Rethinking Regulation

 
Rethinking Regulation at the Kenan Institute for Ethics provides a forum for leading scholars to explore better conceptual frameworks for regulatory decision-making, inform smarter design of regulatory institutions, guide more effective formulation of regulatory policy, and better align regulatory governance with the requirements of democratic legitimacy.

In the fall of 2010, the Kenan Institute for Ethics launched Rethinking Regulation, a three-year faculty working group, to reconsider the purposes and strategies of regulatory governance, both in the United States and the wider world. Participants come from Duke’s professional schools, social science departments, and moral and political philosophy.

Bridging disciplinary divides, Rethinking Regulation brings together academics who study a wide range of regulatory domains (healthcare, finance, labor relations, environmental protection, antitrust, consumer protection), various jurisdictions (the United States, the European Union, developing economies), and a multiplicity of regulatory protagonists (classic public regulatory agencies, mechanisms of corporate governance, self-regulatory organizations, watchdog NGOs).

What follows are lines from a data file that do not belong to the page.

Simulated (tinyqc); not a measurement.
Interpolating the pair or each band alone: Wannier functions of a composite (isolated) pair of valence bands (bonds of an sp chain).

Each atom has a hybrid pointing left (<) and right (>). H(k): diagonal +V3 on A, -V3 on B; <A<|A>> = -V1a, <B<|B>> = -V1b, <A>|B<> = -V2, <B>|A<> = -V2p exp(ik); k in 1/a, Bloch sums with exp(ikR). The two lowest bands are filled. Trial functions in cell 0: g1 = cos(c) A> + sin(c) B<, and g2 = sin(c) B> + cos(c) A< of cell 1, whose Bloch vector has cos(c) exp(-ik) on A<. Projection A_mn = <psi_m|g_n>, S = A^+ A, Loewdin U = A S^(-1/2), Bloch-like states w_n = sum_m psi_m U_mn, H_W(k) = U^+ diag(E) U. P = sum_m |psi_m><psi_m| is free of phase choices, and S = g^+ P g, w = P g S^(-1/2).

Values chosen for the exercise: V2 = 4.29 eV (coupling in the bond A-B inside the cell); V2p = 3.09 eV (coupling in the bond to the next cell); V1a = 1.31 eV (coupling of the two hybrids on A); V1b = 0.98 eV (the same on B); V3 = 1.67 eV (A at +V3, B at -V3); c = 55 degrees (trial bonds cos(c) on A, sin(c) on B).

Ethics questions are central. All the issues Rethinking Regulation considers have normative dimensions. How, for example, can one sensibly settle conflicts between regulatory aspirations without a theory of the common good? To what extent can an ethos of professionalism sustain regulatory missions? What are the social and moral ramifications of predicating regulatory decision-making only on an economic calculus?

Context and approach
The still dominant conceptual approaches to regulatory policy are rooted in a powerful set of concepts that emerged out of American academia in the 1960s and 1970s, especially from economists at the University of Chicago and economists and political scientists at the University of Virginia. These ideas have various labels – public choice, rational choice, the economic theory of politics. Based on assumptions about the pervasiveness of selfish motivations, they counseled great skepticism about the capacities of public institutions to achieve the common good, generated an enormous literature about the dynamics of government failure, and powerfully shaped regulatory policy in America and abroad.

The participants in Rethinking Regulation wish to reconsider basic questions about the bases of human motivation, the organizational culture of public institutions, and the role of moral judgment in governance, and in so doing, develop explanations for instances of governmental success as well as governmental failure.